Metaphysical meaning of Felix (mbd)
Felix, fe'-lix (Lat.)--happy.
A Roman administrator of affairs in Judea (Acts 23:26--24:27).
Meta. Transient prosperity and happiness; the thoroughly sense consciousness that believes the manifest world is the all of existence. It poses as judge and decides all matters from the standpoint of personality and personal profit. Felix listened to the exhortations of Paul, hoping to receive money. It is not uncommon to find people who hold to Truth hoping that they can in some way make money out of it.
Felix was terrified at the revelation of his shortcomings when Paul reasoned of righteousness, temperance, and the judgment to come, but he said to Paul, "Go thy way for this time, and when I have a convenient season, I will call thee unto me." Felix was not quite ready to give up the ambitions of personality.

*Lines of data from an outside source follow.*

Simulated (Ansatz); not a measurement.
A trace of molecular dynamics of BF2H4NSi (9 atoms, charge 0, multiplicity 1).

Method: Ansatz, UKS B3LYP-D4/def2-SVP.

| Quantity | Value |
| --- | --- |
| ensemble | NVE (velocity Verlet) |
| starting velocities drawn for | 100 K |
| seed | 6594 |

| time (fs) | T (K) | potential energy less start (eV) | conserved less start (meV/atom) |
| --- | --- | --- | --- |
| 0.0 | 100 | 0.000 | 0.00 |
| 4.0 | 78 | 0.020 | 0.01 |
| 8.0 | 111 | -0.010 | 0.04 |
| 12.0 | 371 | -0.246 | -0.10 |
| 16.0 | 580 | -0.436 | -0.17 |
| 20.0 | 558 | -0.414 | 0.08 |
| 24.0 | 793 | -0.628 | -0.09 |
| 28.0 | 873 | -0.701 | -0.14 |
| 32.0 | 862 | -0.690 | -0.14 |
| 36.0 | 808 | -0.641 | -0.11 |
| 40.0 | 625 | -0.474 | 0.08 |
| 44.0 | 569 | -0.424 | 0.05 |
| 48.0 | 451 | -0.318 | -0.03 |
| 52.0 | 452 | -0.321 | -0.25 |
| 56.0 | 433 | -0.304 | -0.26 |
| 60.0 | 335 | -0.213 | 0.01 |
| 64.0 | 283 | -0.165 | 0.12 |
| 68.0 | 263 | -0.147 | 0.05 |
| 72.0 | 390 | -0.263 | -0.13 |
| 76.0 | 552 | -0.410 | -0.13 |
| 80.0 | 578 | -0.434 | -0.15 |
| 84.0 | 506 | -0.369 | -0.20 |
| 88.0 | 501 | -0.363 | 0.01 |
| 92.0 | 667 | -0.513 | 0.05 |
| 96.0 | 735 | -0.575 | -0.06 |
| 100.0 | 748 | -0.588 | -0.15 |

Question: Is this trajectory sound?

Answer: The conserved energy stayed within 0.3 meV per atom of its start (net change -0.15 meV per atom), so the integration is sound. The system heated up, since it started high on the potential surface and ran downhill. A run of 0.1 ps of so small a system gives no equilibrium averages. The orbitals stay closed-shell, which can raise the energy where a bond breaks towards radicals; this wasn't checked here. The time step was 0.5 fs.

One must be willing to give up the desires of the personal man in order to enter into the joys of the universal. This is a hard thing to do. The whole life has been devoted to worldly aims and sensual attainments, and the thoughts are welded to the material. Yet a renunciation of self must take place in man before he can realize the will of God. "Not what I will, but what thou wilt," said Jesus. If one does not give up willingly, divine law brings about that precipitation of error thoughts into the visible life which dissolves its temporal structures. The change usually results in tragedy, as in the case of Felix. His reign as governor of Judea was short; history says that he was deposed because of corruption in office and that he came near losing his life over it.
Felix also could be said to represent the twin faculties, will and understanding, functioning in sense consciousness. The word of Truth (Paul) did not move the will but disturbed the understanding, which was "terrified."